And here's what's wrong with America

About a quarter of a million years ago, I played some of your old work-league softball. We had jerseys and beer and gloves and balls and bats and heart and big mouths and some kind of willingness to play a game for a while before going out and having more beer.

Fast forward to the modern times, and “they” have added all these rules and safety concerns and all sorts of falderal. First base is now twice as long and is half orange and half white. There’s a place for the defensive side and a place for the runner. For safety, they must not ever touch. It’s the sporting equivalent of an Orthodox bride keeping on her side of the sheet with the hole.

The team I have joined is not good. I do absolutely nothing to raise the curve of not good.

I’m incredibly special needs. I want to play ball. I know the rules and what’s supposed to happen, but like many an enthusiastic mentally handicapped child there’s a giant gap between my desire and my physical coordination. Last night I grabbed the ball off the ground on the edge of center field with the intend of throwing it to home. Somehow, I managed to stretch my arm above my head in a spastic throwing motion and drop it on my head. As I paused to marvel at my stupidity and slowly shagged the ball that had rolled down my back and away from me, the runners all comfortably reached their bases.

By the way, if you are special needs, but at an educable level such as I am, there is nothing worse than the polite encouragement from your team. That “good try” telegraphs “we all know you have special needs but are doing our best to be tolerant and let you mainstream.”
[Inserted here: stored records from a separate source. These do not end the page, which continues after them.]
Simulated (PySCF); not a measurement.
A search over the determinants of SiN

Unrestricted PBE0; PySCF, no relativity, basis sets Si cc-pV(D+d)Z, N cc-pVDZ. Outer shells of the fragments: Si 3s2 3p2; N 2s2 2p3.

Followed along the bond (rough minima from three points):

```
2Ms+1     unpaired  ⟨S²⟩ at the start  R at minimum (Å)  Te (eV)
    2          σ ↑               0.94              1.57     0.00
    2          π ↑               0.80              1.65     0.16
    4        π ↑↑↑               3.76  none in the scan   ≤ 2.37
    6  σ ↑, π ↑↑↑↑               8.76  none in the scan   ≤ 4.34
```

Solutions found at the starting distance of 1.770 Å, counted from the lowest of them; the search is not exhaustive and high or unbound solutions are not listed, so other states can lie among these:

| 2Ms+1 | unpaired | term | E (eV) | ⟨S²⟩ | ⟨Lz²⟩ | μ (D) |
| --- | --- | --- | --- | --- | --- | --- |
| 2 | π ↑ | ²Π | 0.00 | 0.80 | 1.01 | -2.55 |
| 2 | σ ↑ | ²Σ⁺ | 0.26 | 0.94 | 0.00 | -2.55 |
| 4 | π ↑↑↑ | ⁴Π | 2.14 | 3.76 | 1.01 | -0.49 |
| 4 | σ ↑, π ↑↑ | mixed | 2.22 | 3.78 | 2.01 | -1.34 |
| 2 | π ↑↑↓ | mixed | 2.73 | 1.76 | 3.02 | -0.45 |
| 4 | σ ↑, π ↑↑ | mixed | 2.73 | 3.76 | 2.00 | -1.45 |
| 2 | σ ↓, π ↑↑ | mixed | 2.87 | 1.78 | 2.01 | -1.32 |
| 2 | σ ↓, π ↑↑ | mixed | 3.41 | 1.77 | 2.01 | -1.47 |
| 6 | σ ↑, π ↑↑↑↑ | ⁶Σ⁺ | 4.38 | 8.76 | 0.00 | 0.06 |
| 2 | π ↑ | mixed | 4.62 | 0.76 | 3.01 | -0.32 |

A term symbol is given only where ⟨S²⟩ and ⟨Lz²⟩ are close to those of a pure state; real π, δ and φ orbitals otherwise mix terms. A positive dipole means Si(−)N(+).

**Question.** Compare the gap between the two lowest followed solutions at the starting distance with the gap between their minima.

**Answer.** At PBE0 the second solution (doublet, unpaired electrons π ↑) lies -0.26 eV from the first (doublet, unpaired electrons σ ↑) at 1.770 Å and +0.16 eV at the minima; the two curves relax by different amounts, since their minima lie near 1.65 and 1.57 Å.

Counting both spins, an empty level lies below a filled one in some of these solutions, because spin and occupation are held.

The rule that seemed absolutely un-American in terms of tradition, but sadly completely American in terms of liability and litigiousness and an incredibly pussified fear of injury, is the newfangled way a runner is supposed to handle scoring a run. The runner cannot touch home plate. Instead he/she runs wide and lets the catcher hold the ground to tag the base. A runner’s tagging the metaphorically loaded, traditional home base is out and no run is scored.

Sadly, even the Canadian Special Olympics allow for the runner to tag up and forgive it, if there’s no play at home. Not so out league.

That out was the difference between a 30 to zip loss and a 30-1. That out was the difference between dignity.